For those who read this blog, you know one thing: I love cloud-based video conferencing.
Well…..I was sitting back the other day pondering life when it hit me (yeah, I am slow). I proposed, then designed, the ESnet H.323 architecture starting in 1999, then ultimately put it into production in January 2004: The ESnet Collaboration Architecture was probably the first (maybe second next to Ohio State’s Megaconference) “cloud-based” video conferencing service. We were “cloud-based” before cloud-based was cool (love ya, Barbara).
Anyway…..ESnet H.323 ultimately served well over 1,500 endpoints (from research organizations to universities to companies) worldwide with an efficient “ad-hoc” (we were also the first ad-hoc dial in) service that saved millions in ISDN connection fees. FYI….Many of the the LHC scientists used ESnet collaboration during the LHC design phase.
An added benefit to H.323 vs ISDN was fast, reliable, inexpensive, and high-quality. Win, win, win, win.
My friend, Tom Mills (Polycom) turned me on to VidTel, and since I do not remember hearing about VidTel…..I took a quick peek at their web site, and what I see is 2/3 interesting and 1/3 confusing.
According to the web site, it looks to me that VidTel has three components.
Let’s look at the interesting, and easy to understand, first.
VidTel’s MeetMe (which appears to be ad-hoc dial-in by the way) is a cloud-based service capable of connecting multiple vendor endpoints, including, mobile devices.
With the correct registration you can meet via the cloud with colleagues using virtually any VC endpoint, anytime the urge strikes. Simple and cool.
The VidTel Gateway interconnects the MeetMe service meeting participants with Google Talk / Chat and Skype. Very cool and needed.
Now the confusing:
The VidTel Connect which allows two endpoints to connect point-to-point. I would like to chat with a VidTel techy about this, but, maybe firewalls are the culprit here?? To me….dialing an IP address (or E.164, or whatever), is, maybe only to me, viable since you can simply put the number in the phonebook and dial it when needed.
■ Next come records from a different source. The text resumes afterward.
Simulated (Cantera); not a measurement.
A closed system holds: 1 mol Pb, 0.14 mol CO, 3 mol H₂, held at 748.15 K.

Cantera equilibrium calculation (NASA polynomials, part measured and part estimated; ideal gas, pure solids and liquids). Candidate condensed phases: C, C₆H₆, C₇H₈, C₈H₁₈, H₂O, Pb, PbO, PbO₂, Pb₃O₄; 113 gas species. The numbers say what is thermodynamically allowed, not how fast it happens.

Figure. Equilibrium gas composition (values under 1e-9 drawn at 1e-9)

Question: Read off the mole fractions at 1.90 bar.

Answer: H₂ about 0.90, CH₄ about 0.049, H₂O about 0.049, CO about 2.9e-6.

None other than the CEO of VidTel replied (see also the comments):
Our Vidtel Connect service is, in fact, about helping customers get through firewalls. As you know, the common practice today is either to put video units outside the firewall on the public internet (what could go wrong?) with difficult IP configuration or behind the firewall with hard to access b2b calling.
We provide a publicly accessible address (an email-like address because it’s based on SIP e.g,email@example.com) and NAT/firewall traversal + unlimited point to point video calling. We can also add PSTN functionality like a regular phone number and the ability to make unlimited phone calls in N. America – all for the price of a monthly phone service.
Back to firewalls. Remembering how we did it at ESnet, we used the MCU’s to connect 2 to XX endpoints in a meeting. In other words, to get around any firewall issues at the far end, the “trusted” ESnet MCU’s / Gatekeepers were allowed to connect, so even point-to-point meetings went through the trusted MCU’s.
VidTel may be doing something similar here….??? Comments welcome!
I do not get involved with costs since they sometimes require a PhD in Finanace to understand, so here is a link. 🙂 I will study that at a later time….
Cloud-based video conferencing makes sense from every perspective. It is here to stay and will change the way companies (small to medium to large) do business.